28 U.S.C. § 2244(d)(1). AEDPA's limitations period is subject to statutory and equitable tolling. See Holland v. Florida, 560 U.S. 631 (2010) (equitable tolling); 28 U.S.C. § 2244(d)(2) (statutory tolling).

Here, Petitioner does not allege, and the Court cannot discern, any facts triggering the application of § 2244(d)(1)(B), (C), or (D). As such, the one-year period of limitations began to run when Petitioner's conviction became final under § 2244(d)(1)(A). Pursuant to § 2244(d)(1)(A), if a state prisoner appeals a state court judgment but does not seek certiorari review, the judgment of conviction becomes final ninety days after the state appellate court's decision. See Kapral v. United States, 166 F.3d 565, 575, 578 (3d Cir. 1999); Jones v. Morton, 195 F.3d 153, 158 (3d Cir. 1999).

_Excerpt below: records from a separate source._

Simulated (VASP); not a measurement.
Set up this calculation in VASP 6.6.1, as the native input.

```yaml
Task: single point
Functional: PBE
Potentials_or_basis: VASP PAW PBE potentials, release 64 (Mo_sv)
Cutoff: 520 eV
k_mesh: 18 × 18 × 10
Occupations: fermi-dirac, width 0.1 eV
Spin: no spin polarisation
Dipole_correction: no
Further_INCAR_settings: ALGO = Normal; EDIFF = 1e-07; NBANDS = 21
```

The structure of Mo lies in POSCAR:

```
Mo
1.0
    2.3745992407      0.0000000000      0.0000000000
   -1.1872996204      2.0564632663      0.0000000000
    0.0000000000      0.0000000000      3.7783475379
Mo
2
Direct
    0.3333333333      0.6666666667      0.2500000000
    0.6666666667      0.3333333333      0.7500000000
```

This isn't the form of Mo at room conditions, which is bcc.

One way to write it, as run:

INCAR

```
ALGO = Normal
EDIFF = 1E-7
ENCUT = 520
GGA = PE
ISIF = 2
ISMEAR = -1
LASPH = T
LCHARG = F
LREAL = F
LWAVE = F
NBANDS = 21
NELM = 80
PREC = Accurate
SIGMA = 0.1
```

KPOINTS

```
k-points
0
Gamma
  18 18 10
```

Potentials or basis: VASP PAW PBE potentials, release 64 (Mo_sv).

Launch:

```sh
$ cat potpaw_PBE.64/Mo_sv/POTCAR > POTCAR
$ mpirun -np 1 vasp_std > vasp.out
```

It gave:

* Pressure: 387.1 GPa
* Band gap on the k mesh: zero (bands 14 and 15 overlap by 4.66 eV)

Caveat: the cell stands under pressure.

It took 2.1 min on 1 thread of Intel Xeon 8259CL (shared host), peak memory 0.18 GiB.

In this case, the Delaware Supreme Court affirmed Petitioner's convictions and sentence on May 14, 1993, and he did not file a petition for a writ of certiorari in the United States Supreme Court. As a result, Petitioner's convictions became final on August 13, 1993. However, state prisoners whose convictions became final prior to AEDPA's effective date of April 24, 1996 have a one-year grace period for timely filing their habeas applications, thereby extending the filing period through April 23, 1997.[1] See McAleese v. Brennan, 483 F.3d 206, 213 (3d Cir. 2007); Douglas v. Horn, 359 F.3d 257, 261 (3d Cir. 2004); Burns v. Morton, 134 F.3d 109, 111 (3d Cir. 1998). Consequently, Petitioner had until April 23, 1997 to timely file his Petition.

Petitioner did not file the instant § 2254 Petition until May 27, 2014, [2] more than seventeen full years after the expiration of AEDPA's statute of limitations. Therefore, the Petition is time-barred, unless the limitations period can be statutorily or equitably tolled. The Court will discuss each doctrine in turn.

A. Statutory Tolling

Pursuant to § 2244(d)(2), a properly filed state post-conviction motion tolls AEDPA's limitations period during the time the action is pending in the state courts, including any post-conviction appeals, provided that the motion was filed and pending before the expiration of AEDPA's limitations period. See Swartz v. Meyers, 204 F.3d 417, 420-24 (3d Cir. 2000). However, the limitations period is not tolled during the ninety days a petitioner has to file a petition for a writ of certiorari in the United States Supreme Court regarding a judgment denying a state post-conviction motion. See Stokes v. Dist. Attorney of Philadelphia, 247 F.3d 539, 542 (3d Cir. 2001).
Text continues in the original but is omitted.